Closes #5175: overloads for in1d

1RyanK · 1RyanK · commit 3ba7c4267cae · 2026-01-27T07:08:15.000-05:00
diff --git a/arkouda/numpy/pdarraysetops.py b/arkouda/numpy/pdarraysetops.py
@@ -1,6 +1,6 @@
 from __future__ import annotations
 
-from typing import TYPE_CHECKING, Sequence, TypeVar, Union, cast
+from typing import TYPE_CHECKING, Literal, Sequence, Tuple, TypeVar, Union, cast, overload
 
 import numpy as np
 
@@ -19,7 +19,7 @@
 
 
 if TYPE_CHECKING:
-    from arkouda.numpy.pdarraycreation import array, zeros, zeros_like
+    from arkouda.numpy.pdarraycreation import array, zeros_like
     from arkouda.numpy.strings import Strings
     from arkouda.pandas.categorical import Categorical
 else:
@@ -94,6 +94,7 @@ def _in1d_single(
     array([False True])
     """
     from arkouda.client import generic_msg
+    from arkouda.numpy.pdarraycreation import zeros
     from arkouda.numpy.strings import Strings
     from arkouda.pandas.categorical import Categorical as Categorical_
 
@@ -138,22 +139,46 @@ def _in1d_single(
         raise TypeError("Both pda1 and pda2 must be pdarray, Strings, or Categorical")
 
 
+@overload
+def in1d(
+    A: groupable,
+    B: groupable,
+    assume_unique: bool = ...,
+    symmetric: Literal[False] = ...,
+    invert: bool = ...,
+) -> pdarray: ...
+
+
+@overload
+def in1d(
+    A: groupable,
+    B: groupable,
+    assume_unique: bool = ...,
+    symmetric: Literal[True] = ...,
+    invert: bool = ...,
+) -> Tuple[pdarray, pdarray]: ...
+
+
 @typechecked
 def in1d(
     A: groupable,
     B: groupable,
     assume_unique: bool = False,
     symmetric: bool = False,
     invert: bool = False,
-) -> groupable:
+) -> Union[pdarray, Tuple[pdarray, pdarray]]:
     """
     Test whether each element of a 1-D array is also present in a second array.
 
-    Returns a boolean array the same length as `A` that is True
-    where an element of `A` is in `B` and False otherwise.
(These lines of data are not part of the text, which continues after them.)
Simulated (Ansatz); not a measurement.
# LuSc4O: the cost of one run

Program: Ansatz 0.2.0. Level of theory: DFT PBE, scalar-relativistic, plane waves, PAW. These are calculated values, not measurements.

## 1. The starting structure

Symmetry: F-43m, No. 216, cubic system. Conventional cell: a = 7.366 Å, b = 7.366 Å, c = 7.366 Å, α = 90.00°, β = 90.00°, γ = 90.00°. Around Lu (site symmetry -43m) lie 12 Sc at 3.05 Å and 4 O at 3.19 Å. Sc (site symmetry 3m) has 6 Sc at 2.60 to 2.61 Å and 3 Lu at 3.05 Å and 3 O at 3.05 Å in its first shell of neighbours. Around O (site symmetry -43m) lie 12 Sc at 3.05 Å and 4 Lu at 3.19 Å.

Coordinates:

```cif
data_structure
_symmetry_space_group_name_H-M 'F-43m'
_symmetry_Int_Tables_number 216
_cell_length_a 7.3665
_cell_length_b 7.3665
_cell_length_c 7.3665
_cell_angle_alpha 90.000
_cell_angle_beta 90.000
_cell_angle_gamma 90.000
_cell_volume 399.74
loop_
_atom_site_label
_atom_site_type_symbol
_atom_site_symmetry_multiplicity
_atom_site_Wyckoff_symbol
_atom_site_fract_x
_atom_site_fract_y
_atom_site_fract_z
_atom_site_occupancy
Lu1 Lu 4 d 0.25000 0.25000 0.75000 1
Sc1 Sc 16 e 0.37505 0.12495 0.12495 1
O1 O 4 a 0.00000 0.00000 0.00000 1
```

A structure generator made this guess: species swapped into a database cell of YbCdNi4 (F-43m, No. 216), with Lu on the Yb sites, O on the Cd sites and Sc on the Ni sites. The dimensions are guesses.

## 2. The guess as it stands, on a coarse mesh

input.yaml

+    If ``symmetric=False`` (default), returns a boolean pdarray of the same
+    shape as ``A`` indicating whether each element of ``A`` is in ``B``.
+
+    If ``symmetric=True``, returns a tuple ``(maskA, maskB)`` where:
+
+      * ``maskA[i]`` is True iff ``A[i]`` is in ``B``
+      * ``maskB[j]`` is True iff ``B[j]`` is in ``A``
 
-    Supports multi-level, i.e. test if rows of a are in the set of rows of b.
-    But note that multi-dimensional pdarrays are not supported.
+    If ``invert=True``, the returned mask(s) are logically inverted.
 
     Parameters
     ----------
@@ -223,7 +248,7 @@ def in1d(
             raise TypeError("If A is pdarray, B must also be pdarray")
         elif isinstance(B, (pdarray, Strings, Categorical_)):
             if symmetric:
-                return _in1d_single(A, B), _in1d_single(B, A, invert)
+                return _in1d_single(A, B, invert), _in1d_single(B, A, invert)
             return _in1d_single(A, B, invert)
         else:
             raise TypeError(
@@ -260,18 +285,25 @@ def in1d(
     if assume_unique:
         # Deinterleave truth into a and b domains
         if symmetric:
-            return truth[isa], truth[~isa] if not invert else ~truth[isa], ~truth[~isa]
+            aout = truth[isa]
+            bout = truth[~isa]
+            if invert:
+                return ~aout, ~bout
+            return aout, bout
         else:
-            return truth[isa] if not invert else ~truth[isa]
+            aout = truth[isa]
+            return ~aout if invert else aout
     else:
         # If didn't start unique, first need to deinterleave into ua domain,
         # then broadcast to a domain
         atruth = ag.broadcast(truth[isa], permute=True)
         if symmetric:
             btruth = bg.broadcast(truth[~isa], permute=True)
-            return atruth, btruth if not invert else ~atruth, ~btruth
+            if invert:
+                return ~atruth, ~btruth
+            return atruth, btruth
         else:
-            return atruth if not invert else ~atruth
+            return ~atruth if invert else atruth
 
 
 def in1dmulti(a, b, assume_unique=False, symmetric=False):
diff --git a/arkouda/numpy/util.py b/arkouda/numpy/util.py
@@ -991,6 +991,9 @@ def map(
     TypeError
         If `mapping` is not of type `dict` or `Series`.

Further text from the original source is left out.